Posted by admin on Mar 5, 2013


It is estimated that a typical individual will need approximately $40,000 per year in retirement to live a modest lifestyle, and couples may need about $55,000 per year. In your retirement years you will not be earning the income you need to live comfortably, so saving for retirement is very important. The compulsory requirement to make regular contributions into a superannuation fund is designed to help you save the amount of money needed to retire comfortably. Because of how important the superannuation fund is for your retirement plans, it is important to make an effort to maximize the account’s benefit. Consider the following points carefully.

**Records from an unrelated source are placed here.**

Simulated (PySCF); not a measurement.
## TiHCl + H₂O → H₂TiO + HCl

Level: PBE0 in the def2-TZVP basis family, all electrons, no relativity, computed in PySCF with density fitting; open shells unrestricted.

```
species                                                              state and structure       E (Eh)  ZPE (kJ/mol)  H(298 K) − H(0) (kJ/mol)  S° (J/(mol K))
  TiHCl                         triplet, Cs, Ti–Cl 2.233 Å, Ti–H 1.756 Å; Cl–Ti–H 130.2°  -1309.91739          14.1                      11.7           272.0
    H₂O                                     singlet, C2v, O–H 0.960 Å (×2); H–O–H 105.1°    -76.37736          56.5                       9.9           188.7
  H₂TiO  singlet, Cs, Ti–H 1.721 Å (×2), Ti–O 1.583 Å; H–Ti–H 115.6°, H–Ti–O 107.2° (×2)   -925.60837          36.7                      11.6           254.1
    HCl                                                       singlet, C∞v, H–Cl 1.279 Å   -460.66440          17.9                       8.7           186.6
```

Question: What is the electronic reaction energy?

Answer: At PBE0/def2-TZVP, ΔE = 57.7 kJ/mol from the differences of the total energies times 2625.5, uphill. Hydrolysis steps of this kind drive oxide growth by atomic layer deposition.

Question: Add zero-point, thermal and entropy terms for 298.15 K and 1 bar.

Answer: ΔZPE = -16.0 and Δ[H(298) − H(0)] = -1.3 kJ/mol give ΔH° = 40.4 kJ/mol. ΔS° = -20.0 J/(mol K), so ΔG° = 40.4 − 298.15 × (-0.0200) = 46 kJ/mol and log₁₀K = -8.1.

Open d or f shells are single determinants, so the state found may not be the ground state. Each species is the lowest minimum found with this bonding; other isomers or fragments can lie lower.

Maximize Your Contributions
First, you should maximize your contributions in your superannuation fund. Currently most Australians are required to contribute at least 9 per cent of their annual income into this account, but you may contribute more. There are two key benefits associated with investing more money into your superannuation fund. First, your account balance will grow more quickly as you invest more money into the account. While the principal amount of your investments will grow, the effects of compounded interest and dividend reinvestment will further enhance growth. In addition, the contributions and earnings on your account are tax advantaged, so you may pay less in taxes by contributing more. However, keep in mind that there is a maximum limit to the amount that you can contribute without experiencing a financial penalty.

Understand the Rules
You should also take time to learn the superannuation rules in place. For example, you may not have realized that a spouse can make a contribution on behalf of a non-working spouse. In this way, the couple can fully take advantage of the tax benefits associated with the superannuation fund. Another example involves the government co-contribution rule for lower income workers. If you earn less than $46,920 per year, you may qualify to receive up to $500 per year in matching contributions from the government. This may be a relatively small amount of money, but it can add up to a considerable amount of money over time.

Invest Wisely
A superannuation fund provides you with the opportunity to invest your money at your discretion. You can choose to invest in high yield but risky investments, low risk but low yield investments or moderately rated investments. Generally, financial advisors recommend that younger Australians invest their superannuation funds more aggressively and in higher yield investments. As you age, however, you should consider diversifying your assets and gradually moving more of your investments into lower risk funds. It is important to take time to educate yourself about investing fundamentals as well as the different investment options available to you. Because you are the person who ultimately is responsible for the growth of your fund’s value, you want to ensure that you are investing your funds wisely.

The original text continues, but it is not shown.